Obviously, it can be done. Tesla pulled it off with far less. But there's plenty of room for Apple to crash and burn, too. (Figuratively, one hopes.)
To answer your question I googled the Italian web and found more details than I knew. The story is a little different and I couldn't put together all the pieces of the puzzle.
According to the sources the cars are either designed in Italy and made in China or designed by a Chinese company with Italian designers (not only the style, but at least the navigation system and battery management).
I found some references to the Xin Da Yang Electric Vehicles and the Shandong Xindayang Electric Vehicle companies, which should be part of the same group anyway. The model is called ZD1 and it's a custom version of the iCar0 http://greengomoving.it/prodotti/
That car was sold in Italy at 13 k EUR but didn't sell enough. The business was relaunched as car sharing and it's doing well enough judging from the number of cars I see around. I plotted the invoice numbers against time and it's a line, which could be OK given it's limited to a few cities and they have competitors. They could already have saturated the market unless they open in other cities.
Awesome, thanks so much for all that information. Maybe I'm too pessimistic about the possibility of outsourced car manufacturing after all. Seeing a car on freakin' Alibaba sure gives me a different perspective on it. Apple would need a whole different kind of scale, of course, but that's something the Chinese do well.
Not necessarily. Apple could sell those cars or operate a car sharing service. In the latter case they need to build only a fraction of the cars. Ideally we'll get a self driving car that never stops, going from customer to customer like a cab. That would reduce the number of cars even further.
Whatever thwy'll be I wonder if we'll be able to operate those cars with an Android phone or they'll be iPhone only.
> Are they going to outsource it to Foxconn like they do with the iPhone, and ship them across the Pacific? Doesn't seem feasible.
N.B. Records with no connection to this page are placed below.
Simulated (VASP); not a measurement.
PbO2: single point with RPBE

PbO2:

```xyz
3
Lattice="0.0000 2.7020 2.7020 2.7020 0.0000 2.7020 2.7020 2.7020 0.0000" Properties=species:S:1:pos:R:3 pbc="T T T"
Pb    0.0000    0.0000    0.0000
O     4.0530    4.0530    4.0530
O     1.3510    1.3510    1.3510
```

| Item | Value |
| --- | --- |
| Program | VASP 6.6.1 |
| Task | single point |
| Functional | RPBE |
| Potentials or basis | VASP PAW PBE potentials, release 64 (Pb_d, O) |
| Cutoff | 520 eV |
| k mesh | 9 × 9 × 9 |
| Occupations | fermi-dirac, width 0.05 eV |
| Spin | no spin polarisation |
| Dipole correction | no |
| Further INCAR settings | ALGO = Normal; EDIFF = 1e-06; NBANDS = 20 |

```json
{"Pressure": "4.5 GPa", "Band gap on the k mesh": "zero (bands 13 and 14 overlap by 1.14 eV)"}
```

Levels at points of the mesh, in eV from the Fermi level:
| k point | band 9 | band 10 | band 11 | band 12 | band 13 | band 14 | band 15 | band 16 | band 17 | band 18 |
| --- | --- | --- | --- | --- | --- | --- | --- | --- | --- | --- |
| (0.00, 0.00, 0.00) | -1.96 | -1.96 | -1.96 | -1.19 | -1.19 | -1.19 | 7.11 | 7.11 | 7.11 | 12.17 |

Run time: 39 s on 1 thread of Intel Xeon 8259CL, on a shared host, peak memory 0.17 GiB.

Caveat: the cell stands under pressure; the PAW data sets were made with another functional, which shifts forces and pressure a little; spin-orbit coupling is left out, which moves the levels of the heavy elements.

I have no idea, but they seem to be pretty good at outsourcing manufacturing where it makes sense to do so. I don't see that as a significant blocker to an Apple automobile.
I visited the NeXT factory in Fremont, and it certainly seemed state of the art to me at the time.
NeXT Computer Inc. eventually became NeXT Software Inc. and ceased manufacturing hardware. That was 23 years ago. I'd be surprised if any significant presence from that manufacturing team remained in Cupertino today.
I was under the impression due to cost and poor sales, they actually had alternate arrangements to build the NeXT products after a while. It was a nice video and launch story though.
You're right they did get out of the hardware business totally in the later years. But still, they build an an incredible factory that was widely praised.
I'm not talking about getting out of the hardware business.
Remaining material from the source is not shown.